Today’s guest post is another from favorite commenter Hedgehog. Many of us are familiar with the apocryphal tale of Leonardo da Vinci and the painting of the last supper, in which it transpires that the same model was used for both Christ and Judas, many years apart. I heard it in a lesson at church, from a, hopefully, now obsolete manual. The story is unlikely to be true, see this Snopes debunking.
Artists often do use models, from whom they will make sketches, before constructing a picture. More than ten years ago some members of the ward in which we then lived had been models for some of the paintings by the LDS artist Simon Dewey. I like his paintings. However, recognising some of the faces does have an effect on the way I am able to view those particular pictures.
The LDS church uses many, many illustrations; at one point employing the Seventh-day Adventist illustrator Harry Anderson to produce pictures based on scriptural themes and stories. Illustrations are used in lesson materials, on the walls of our chapels and temples, in church magazines. The church is busy building a media library, including photographs and video, where members can submit material for the church to use. More of us will be seeing faces we recognise looking out at us in our church magazines. How do you feel about that?
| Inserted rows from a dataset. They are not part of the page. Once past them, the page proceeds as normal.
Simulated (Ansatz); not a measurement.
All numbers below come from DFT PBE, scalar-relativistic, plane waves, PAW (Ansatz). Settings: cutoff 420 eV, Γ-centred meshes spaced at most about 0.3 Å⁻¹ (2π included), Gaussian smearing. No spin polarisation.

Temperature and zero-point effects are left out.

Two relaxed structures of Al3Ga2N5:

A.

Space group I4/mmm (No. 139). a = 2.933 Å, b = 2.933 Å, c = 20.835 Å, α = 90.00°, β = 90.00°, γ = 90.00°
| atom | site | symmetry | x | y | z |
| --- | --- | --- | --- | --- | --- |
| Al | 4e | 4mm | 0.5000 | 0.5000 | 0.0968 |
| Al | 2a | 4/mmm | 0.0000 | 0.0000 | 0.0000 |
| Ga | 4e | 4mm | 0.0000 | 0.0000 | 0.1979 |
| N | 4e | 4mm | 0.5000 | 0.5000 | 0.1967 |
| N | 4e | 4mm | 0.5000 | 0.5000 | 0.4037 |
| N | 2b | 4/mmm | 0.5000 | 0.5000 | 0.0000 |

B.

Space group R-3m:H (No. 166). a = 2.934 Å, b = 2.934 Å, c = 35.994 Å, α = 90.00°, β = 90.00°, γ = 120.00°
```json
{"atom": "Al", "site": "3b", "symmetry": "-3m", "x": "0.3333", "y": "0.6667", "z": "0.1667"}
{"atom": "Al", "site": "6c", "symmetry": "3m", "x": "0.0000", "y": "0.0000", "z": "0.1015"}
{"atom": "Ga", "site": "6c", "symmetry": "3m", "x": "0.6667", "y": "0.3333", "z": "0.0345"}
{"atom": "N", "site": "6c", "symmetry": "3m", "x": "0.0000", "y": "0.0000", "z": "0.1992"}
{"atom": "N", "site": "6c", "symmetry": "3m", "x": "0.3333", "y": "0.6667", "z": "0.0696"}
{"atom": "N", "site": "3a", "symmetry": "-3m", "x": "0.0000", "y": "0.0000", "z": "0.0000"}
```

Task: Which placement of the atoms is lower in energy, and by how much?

And then there are the scripture stories books. Chock full of illustrations. And for most of the characters we have no idea what they really looked like. In our family we have read ‘Book of Mormon Stories’ (in addition to the scriptures proper), with our children every day, since the eldest was only 2 years old. Now they’re in their teens, we do it in Japanese. The book was illustrated by Jerry Thompson (seemingly, a not uncommon name for an artist) and Robert T. Barrett. The more I have read the book, the more attention I have given the illustrations, and some of the faces have jumped out as familiar.
In the third picture of Chapter 33 and the last picture on the second page of Chapter 35, there are characters who resemble those from Star Trek. It’s very old Star Trek, and I didn’t get to see it much, but that a character in that second image does look a lot like Mr Spock (or the actor who played him), and in the first, his father (or some other Vulcan), who are playing the parts of king-men. However, the face that really stands out for me is Zeezrom in Chapter 22. Is that really Neil Tennant? Or just a coincidence?
This set me wondering: I grew up without a television. We don’t have one now. There are many well-known faces I am not familiar with. How many have I missed? Which faces do you recognise?
I had a bishop that modeled with his family for a clothing store here in Utah. It was pretty strange to see him in the ads that came with the Sunday paper.
I think the media library the church is building is sheer genius. While it may be a little strange to see faces we know there (not that any of my horrible pictures would qualify for their submission standards), I think it makes it more genuine and relatable.
MH, that would be very weird.
Hawkgrrrl, I do like the media library, I use it all the time for primary. The choice of images and the diversity are great. We have a very diverse (albeit small by Utah standards) primary, and I do like for the children to see that diversity reflected in the images we use. I’d probably choose not to use a picture with people familiar to them though, because then they’d be talking about that rather than the point I was trying to get across (though I suppose there could be circumstances where the familiarity would make things more personal too).
So far as the library means seeing people we recognise in church magazines goes, we aren’t going to be hanging them on the wall permanently, so any discomfort would be transitory.
The really strange thing for me in the CofChrist, where we included calls involving changes in the leading quorums of the church in broader D&C sections which we canonized for a number of years, was to go back and read scriptures concerning people I knew growing up.
It was like being transported back to the 1830s.
#4, Thanks for adding that. Reading about people I know in scripture would certainly feel strange to me, though those in the early days of the church must have experienced that as you say.